This week, instead of a specific topic, I will provide some questions that I scripted after reading many of the articles from the sidebar. Many teachers provide their students with so-called "Essential Questions" that guide deeper thinking around the subject at hand. A good "Essential Question" should be a question that two or more people require three or more beers in order to get to the heart of the issue. So, if you are in search of a talking point or two for your date, or are just tired of watching "Arrested Development" reruns, I hope you will consider the following questions around school reform:
a) Can a white teacher in a Black/Latino school be as effective as a Black or Latino teacher?

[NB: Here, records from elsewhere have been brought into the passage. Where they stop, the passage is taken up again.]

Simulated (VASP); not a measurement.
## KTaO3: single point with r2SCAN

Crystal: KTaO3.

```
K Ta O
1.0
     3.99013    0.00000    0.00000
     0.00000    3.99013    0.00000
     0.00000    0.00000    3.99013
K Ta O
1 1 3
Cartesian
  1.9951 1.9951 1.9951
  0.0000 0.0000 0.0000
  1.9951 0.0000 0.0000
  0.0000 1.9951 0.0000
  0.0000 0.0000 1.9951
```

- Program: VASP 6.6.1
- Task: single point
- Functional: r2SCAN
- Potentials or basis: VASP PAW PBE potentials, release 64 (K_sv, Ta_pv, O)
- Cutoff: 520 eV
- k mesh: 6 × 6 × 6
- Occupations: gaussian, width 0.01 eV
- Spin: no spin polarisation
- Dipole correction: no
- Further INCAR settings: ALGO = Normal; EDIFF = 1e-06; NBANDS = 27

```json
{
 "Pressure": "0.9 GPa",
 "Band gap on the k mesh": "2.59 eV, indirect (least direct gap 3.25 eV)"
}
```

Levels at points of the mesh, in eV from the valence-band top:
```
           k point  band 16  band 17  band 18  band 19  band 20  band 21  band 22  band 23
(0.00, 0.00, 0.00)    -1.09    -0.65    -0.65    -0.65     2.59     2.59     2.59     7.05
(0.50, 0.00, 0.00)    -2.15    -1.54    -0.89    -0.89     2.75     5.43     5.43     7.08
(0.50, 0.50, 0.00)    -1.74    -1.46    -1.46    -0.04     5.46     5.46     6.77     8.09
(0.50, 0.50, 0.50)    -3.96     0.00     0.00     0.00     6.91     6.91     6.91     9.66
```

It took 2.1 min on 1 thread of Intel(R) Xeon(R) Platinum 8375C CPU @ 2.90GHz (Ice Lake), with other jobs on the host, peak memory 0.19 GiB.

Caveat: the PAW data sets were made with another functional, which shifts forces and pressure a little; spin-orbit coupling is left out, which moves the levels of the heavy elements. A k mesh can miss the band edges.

b) Is there room in the school day for community organizing for social change in the age of NCLB?
c) Are the benefits of pushing the higher kids greater than the risk of inequality in a school?
d) What are the teacher’s responsibilities with respect to interaction between students regarding each other's skill level?
e) Is the promise of success for children at the expense of teacher liberty an effective way to recruit promising new teachers? In other words, are scripted curricula acceptable?
f) If education gets so good that people leave, should the education level be lowered to ensure parity in potentially drained communities?
g) Whose responsibility is it to ensure that brain-drains don’t become epidemic?
h) You are the leader of a new high-performing charter school. In the second year of operation, a group of 4 children are caught selling drugs at school. You know that if you kick them out, they will go back to their low-performing public school. The culture of your school may be strong enough to keep them, but you aren't sure. What would you do? Kick them out, or let them stay? Is that different than if you were the leader of a public school?